[comp.protocols.misc] Are Bridge terminal servers brain damaged where Telnet, Xoff is concerned

rsharpe@flinders.cs.flinders.oz (Richard Sharpe) (08/23/88)

We are having problems with Bridge Terminal Servers.

1. Do Bridge properly implement the Telnet Protocol?

   I wrote a small c program to place a TCP/IP connection to the Telnet Port
   (ambiguous I know because the SIO ports are also called ports) of a
   specific IP port on one of their boxes (CS200 running TCP/IP 20000), and
   when I saw the SGA option (WILL SGA and DO SGA) I responded that I would
   not and that he should not (ie, DONT SGA and WONT SGA). 

   I then dutifully sent GAs at the end of each line, but never got one back
   from the Telnet server in the Terminal Server. In fact, it seems to me that
   it acted as if SGA was in fact in action. I expected to see a GA back from
   the server if it had no data to send to me.

   Can someone comment on this? Is my understanding of GAs and the SGA option
   at fault?

2. When ports are in Listen state (or their DeVice type is HOST), they ignore
   flow control (Xon/Xoff) if they are not presently connected. This seems to
   be the most Brain Damaged activity I have ever seen, perhaps because I am
   trying to implement a Printer Symbiont on VMS that would need this
   behaviour. 

   Can anyone comment? Is there a way around this problem?

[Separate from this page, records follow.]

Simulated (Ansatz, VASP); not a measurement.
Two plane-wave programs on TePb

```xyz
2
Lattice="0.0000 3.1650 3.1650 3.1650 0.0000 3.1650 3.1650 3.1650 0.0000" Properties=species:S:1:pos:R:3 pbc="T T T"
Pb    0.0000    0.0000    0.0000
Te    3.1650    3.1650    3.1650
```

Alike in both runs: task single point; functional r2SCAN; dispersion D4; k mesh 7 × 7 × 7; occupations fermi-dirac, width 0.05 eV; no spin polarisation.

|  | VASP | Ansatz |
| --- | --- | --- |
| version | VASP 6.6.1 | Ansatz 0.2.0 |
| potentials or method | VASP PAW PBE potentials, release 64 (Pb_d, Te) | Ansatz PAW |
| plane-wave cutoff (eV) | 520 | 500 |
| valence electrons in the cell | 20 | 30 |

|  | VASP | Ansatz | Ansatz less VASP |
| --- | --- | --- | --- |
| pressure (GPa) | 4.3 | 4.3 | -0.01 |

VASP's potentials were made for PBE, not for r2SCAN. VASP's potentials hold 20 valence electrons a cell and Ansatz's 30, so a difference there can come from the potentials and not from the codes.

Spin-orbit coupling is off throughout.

   Just briefly, we want to share the printers among several hosts (VMS and
   Unix), so a print job consists of: Connect to the port via Telnet, ship the
   data down, then disconnect to give some one else a chance. In writing this,
   I found that if you disconnected too early, you loose the last block or so,
   which is why I was looking at the GA route. I was kind of hoping that GAs
   could be used as an indication that all the data I had sent had been given
   to the printer (but not necessarilly printed), so I could send more data,
   or could disconnect with impunity.

   In any case, if there is currently no connection (from a host) to the port,
   and some user walks up and takes the printer off-line, the printer sends an
   Xoff. If a print request starts up at that point, it will be lost (or at
   best, only half of it will print, etc).

Any help appreciated. Replies to me please, and I will summarize to the net.